PARK CITY, Utah — Park City may be an out of the way place in a not ordinarily glamorous state, but for 10 days in January, all roads in the cinema world lead there. Yet it’s not simply the sheer volume of movies and fans at the Sundance Film Festival — this year’s 117 features were culled from more than 3,800 submissions — that keeps up the momentum. It’s also that the festival organizers, ever determined to solidify Sundance’s position and expand its reach, are not averse to change.
Faced with the loss of one of its key venues, the Park City Racquet Club, due to renovations this year, the festival has commandeered the Redstone Theatre a few miles out of town. In addition, Sundance, which previously made five films available on-demand through its Sundance Selects label, this year is launching an initiative to bring films and filmmakers in the flesh to nine cities, including Los Angeles, on Jan. 27. And, concerned that newcomers to Park City might be overwhelmed, the festival has initiated “How to Fest” tours.
Sundance has also changed how the festival begins. Instead of the traditional single opening-night film Thursday, audiences will have the choice of five screenings, including one the best documentaries in the festival, James Marsh’s thoughtful and unnerving “Project Nim.”
Marsh, whose last film was “Man on Wire,” examines the celebrated chimpanzee Nim who was raised as a human to see if he could learn to communicate with sign language. This controversial experiment turned out to be a Rorschach test for the Homo sapiens involved, exposing complicated and unsettling human egos and emotions.

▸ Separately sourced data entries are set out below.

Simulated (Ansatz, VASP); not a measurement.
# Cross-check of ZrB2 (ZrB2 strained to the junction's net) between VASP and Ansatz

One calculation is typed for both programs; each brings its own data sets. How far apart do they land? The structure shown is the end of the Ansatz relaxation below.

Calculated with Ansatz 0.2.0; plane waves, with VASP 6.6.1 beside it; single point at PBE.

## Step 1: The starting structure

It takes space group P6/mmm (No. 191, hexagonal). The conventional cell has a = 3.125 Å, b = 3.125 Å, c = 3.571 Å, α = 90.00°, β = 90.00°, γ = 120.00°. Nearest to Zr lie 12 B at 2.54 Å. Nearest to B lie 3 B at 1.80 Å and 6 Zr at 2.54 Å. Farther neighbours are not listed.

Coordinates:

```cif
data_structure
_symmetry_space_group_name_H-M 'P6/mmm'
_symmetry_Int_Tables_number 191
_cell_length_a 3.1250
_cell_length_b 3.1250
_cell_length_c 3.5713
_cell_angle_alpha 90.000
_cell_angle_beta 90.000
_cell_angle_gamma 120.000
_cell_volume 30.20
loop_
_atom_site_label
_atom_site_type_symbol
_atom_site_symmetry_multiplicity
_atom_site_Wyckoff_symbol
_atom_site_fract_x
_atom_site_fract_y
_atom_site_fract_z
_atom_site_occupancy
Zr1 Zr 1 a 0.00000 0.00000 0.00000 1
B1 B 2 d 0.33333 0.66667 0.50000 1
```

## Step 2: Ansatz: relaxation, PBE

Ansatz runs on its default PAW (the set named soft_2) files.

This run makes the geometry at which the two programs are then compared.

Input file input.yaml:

Sundance has upped its documentary quotient this year by starting a non-competition Documentary Premieres section for veteran directors. Among the best in this category is Liz Garbus’ “Bobby Fischer Against the World,” a drop-dead fascinating examination of how the American chess genius triumphed against the Soviet Union’s Boris Spassky, then lost his mind. Hoping to build interest, the filmmakers have invited four expert players to Park City to take on all comers at “Grandmasters Chess Stations.”
Also excellent in this section are Steve James’ “The Interrupters,” an inspirational, three-hour-plus look at former gang members in Chicago who defuse violent situations on the streets. And no one who remembers the 1960s will want to miss Alex Gibney and Alison Elwood’s “Magic Bus,” an acid flashback of a movie compiled from the 40 hours of footage Ken Kesey and Co. shot on the LSD-fueled 1964 cross-country bus trip Tom Wolfe chronicled in “The Electric Kool-Aid Acid Test.”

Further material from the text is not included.